Number of left-behind children passes 60m
The increasing number of left-behind children in China's rural areas has exceeded 60 million, according to a report published by the All-China Women's Federation on Thursday.
The number of children under 17 years old in rural areas whose parents leave them with grandparents or other family members in order to earn money in cities has soared to 61.02 million, accounting for 37.7 percent of rural children and 21.88 percent of all children in China, according to the report.
The report was conducted based on demographic samples of 1.26 million people taken during the country's sixth population census in 2010.
Sichuan and Henan have the highest percentage of rural left-behind children, where 11.34 percent and 10.73 percent of local children barely see their parents.
Together with Anhui, Guangdong and Hunan, the five provinces house 43.64 of the country's rural left-behind children, the report said.

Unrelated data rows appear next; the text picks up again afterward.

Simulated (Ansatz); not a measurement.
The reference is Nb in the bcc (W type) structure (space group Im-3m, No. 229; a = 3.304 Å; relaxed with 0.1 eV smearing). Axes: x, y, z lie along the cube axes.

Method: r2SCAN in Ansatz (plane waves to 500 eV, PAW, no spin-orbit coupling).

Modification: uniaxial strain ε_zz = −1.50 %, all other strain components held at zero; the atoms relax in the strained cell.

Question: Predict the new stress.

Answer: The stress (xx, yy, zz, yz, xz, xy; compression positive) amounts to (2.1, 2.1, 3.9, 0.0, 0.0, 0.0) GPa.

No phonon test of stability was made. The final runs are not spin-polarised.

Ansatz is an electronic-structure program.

The report found that left-behind children are widely distributed in central and western provinces, which are the country's major labor sources.
But developed eastern areas also face similar problems, the report said.
More than half of children in Chongqing, Sichuan, Anhui, Jiangsu, Jiangxi and Hunan are left behind.
Guangdong province has the most left behind children with 4.34 million, accounting for 12.13 percent of the national total, followed by Zhejiang, Jiangsu, Shanghai and Beijing.
"The thing I'm worried most is the schooling of my kid, as I have no time to supervise her work," said An Baiyou, a truck driver from Shandong province, who has been leaving his 10-year-old child with his grandparents while driving freight vehicles in other provinces. "However, to earn the bread or take care of the kid, you can only cover one side."
According to Wang Zhenyao, director of the China Philanthropy Research Institute at Beijing Normal University, the left-behind children issue, if left unsolved, will pose a serious threat to the nation's future.
With the rural labor force surpluses continuously shifting to the city, left-behind children are more likely to have living quality, physical and psychological health issues than those who live with their parents, he said.
The country should consider setting up preferential policies to attract rural migrant workers in cities to return and work in their hometowns while speeding up the construction of new small towns, he said.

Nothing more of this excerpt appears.